Some news: I’m going to be in Tucson this weekend for the Tucson Festival of Books. Come by and see me if you’re in town! I’ll be on a panel about storytelling at 11:30am on Saturday the 15th, and another on writing about women at the same time on Sunday the 16th.
You had better believe I am prepared to talk for precisely my allotted time as “the only guy on the panel about women,” and not a second longer. I know what I’m about! You won’t catch me going over time!
I’ll also be at the L.A. Festival of Books next month, and will drop in more details as the date approaches.
This Yahoo! interview with Richard Kind about guest starring is laser-tailored to my interests, and possibly to yours:
Tell me, what’s going on with Sy Hoffman in this episode of Night Court?
You have to speak a little louder.
What is it? Can you hear me?
I can hear you. It’s me. I’m driving through Palm Springs, and it’s windy outside.
Earlier today a guy on the street told me an objectively helpful thing I didn’t know about myself, only he got my attention in a way I considered so offensive that I refused to take his advice, to my own detriment.
In his defense, I had my headphones in, and moreover I was actively ignoring him. It’s difficult to get someone’s attention politely when they have their headphones in, and even more so when they’re tuning you out on purpose. But he had opened with “Hey. Hey, guy,” which has never once in my life served as the preliminary to a pleasant conversation, so I ignored him. He tried a few more “Hey, guys” before he started waving his hand in my peripheral vision.
In retrospect this is where I should have answered him. “Hey, guy” isn’t the warmest of greetings, but it’s perfectly neutral, and I am not a marquis, that I can expect perfect strangers to approach me with reverence and solicitude. It was beneath both of our dignities to pretend not to notice he was waving at me. But I wanted him to give up!

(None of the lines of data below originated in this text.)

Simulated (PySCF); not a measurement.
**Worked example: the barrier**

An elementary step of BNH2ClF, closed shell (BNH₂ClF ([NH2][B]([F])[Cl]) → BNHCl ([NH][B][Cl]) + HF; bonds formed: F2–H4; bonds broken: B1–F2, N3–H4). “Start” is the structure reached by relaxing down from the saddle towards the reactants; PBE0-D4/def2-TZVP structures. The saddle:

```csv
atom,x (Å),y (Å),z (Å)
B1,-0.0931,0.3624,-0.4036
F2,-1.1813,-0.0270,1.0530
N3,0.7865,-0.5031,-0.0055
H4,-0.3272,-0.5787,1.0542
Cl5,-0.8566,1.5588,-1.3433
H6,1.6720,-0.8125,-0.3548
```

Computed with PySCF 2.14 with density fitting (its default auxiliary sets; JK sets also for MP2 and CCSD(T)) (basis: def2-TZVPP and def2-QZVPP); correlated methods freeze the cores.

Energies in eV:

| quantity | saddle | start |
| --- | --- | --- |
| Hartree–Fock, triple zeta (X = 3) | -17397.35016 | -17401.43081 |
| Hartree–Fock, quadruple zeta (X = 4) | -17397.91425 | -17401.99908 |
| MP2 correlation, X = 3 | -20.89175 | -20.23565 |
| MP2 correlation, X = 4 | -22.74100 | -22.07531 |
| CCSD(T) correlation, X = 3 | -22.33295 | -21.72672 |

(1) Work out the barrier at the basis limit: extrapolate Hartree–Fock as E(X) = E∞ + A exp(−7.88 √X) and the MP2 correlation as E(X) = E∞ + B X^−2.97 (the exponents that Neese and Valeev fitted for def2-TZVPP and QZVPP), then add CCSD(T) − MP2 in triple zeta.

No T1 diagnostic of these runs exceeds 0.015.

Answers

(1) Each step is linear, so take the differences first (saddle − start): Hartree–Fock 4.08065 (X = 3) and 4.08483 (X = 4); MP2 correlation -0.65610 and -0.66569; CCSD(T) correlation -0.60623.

What I had failed to take into account was that someone who tries to get your attention with “Hey, guy” and then waves their hand around your temples is not someone who can be put off by chilly reserve. Chilly reserve and frozen hauteur are all well and good in their place, and are very effective against the right sort of person, but they were the wrong tools for this job,1 because he only started whistling at me. The kind of two-toned, high-low whistle you use to get a dog’s attention, at which point I recognized that he was willing to go much further than I was in this game of chicken, and took my earbuds out.
“Your backpack is open,” he said to me.
Now, he was perfectly right to say this. My backpack was open. I had not realized this when I left the house. But this awoke a spirit of perversity in me, because I did not want to accept help from someone I thought was rude, and I did not want to “give him the satisfaction” of admitting my backpack was open, or that it might have been an oversight on my part not to close it. I merely looked at him with what I hoped was an expression of untroubled placidity, but which almost certainly looked like remarkable stupidity, because he added, “Wide open,” in a tone of real concern.
What could I do? I had already committed to playing a petty, stonewalling part in our little tableaux. I said to him, “That’s fine. That’s no problem.” I suppose the effect I was going for was one of aristocratic unconcern: Why should I concern myself with the zippers of a backpack? If someone steals my things out of it, I shall simply call Grandmama and have her replace them. At this he looked at me with something less than annoyance but stronger than pity before giving up and walking away.
And of course when he was safely out of sight I did zip up my backpack. He was perfectly right to tell me about it, because it was also raining, and my books were getting soaked. But I wasn’t about to let that son of a bitch have the satisfaction of seeing me do it.
I always like when people are writing about Greek and Roman mythology, and they try to break through the tyranny of familiarity by throwing a few extra ks back into the mix.
Hercules: Ah, my old friend and little buddy! Hercules and his big chores, yes sir, I know everything there is to know about him, all right. I could draw him as a cartoon in my sleep!
Herakles: We are standing in the presence of a mighty, nameless tomb…we must speak in hushed tones, lest we disturb the sleep of our alien, soi-distant forebears…the past is a different country, and they do things differently here…
The baby is at a really terrific age just at present. If you have a baby who is big enough to sit up in a high chair, but little enough to still be entertained by merely being handed new objects every time minutes, I recommend taking the skin off of a mango and handing the whole thing to the baby (be sure to put down a tray first and either divest the baby of its clothes or put a big rubber smock over him, so you don’t have to spend ten minutes cleaning him properly afterwards). It’s too soft to run any risk of choking him, but also crucially too big for him to drop below the tray without serious effort. You don’t want to do this every day, of course. You’re not made of money, and whole mangos aren’t free. But it’s a lot of fun every once in a while.
A year or so ago I was at a client’s house while New York One was on in the background, and they teased an upcoming segment on proposed updates to the NYPD facial hair policy with the following line: “New York’s FINEST may soon become New York’s…SMOOTHEST?” I still think about it all the time.
Similarly, I think most people nowadays can be roughly slotted into one of two categories: people who would be more offended by being called “deeply unserious,” or by being called “a fucking bitch” during an argument on the internet. Those are the two predominating types of online name-calling, I think, and while I don’t think most people like being called either, you tend to know right away which one would bother you more.
I am both deeply unserious, AND a fucking bitch, and am proud to be referred to as both. What kind of snowflake has the temerity to have their apple cart upturned by either turn of phrase? What a time to be alive. Yes, this is most certainly a time.
Reading about the stubborn pettiness in your backpack story is exactly what I needed today. Your feelings are valid and it was your only option.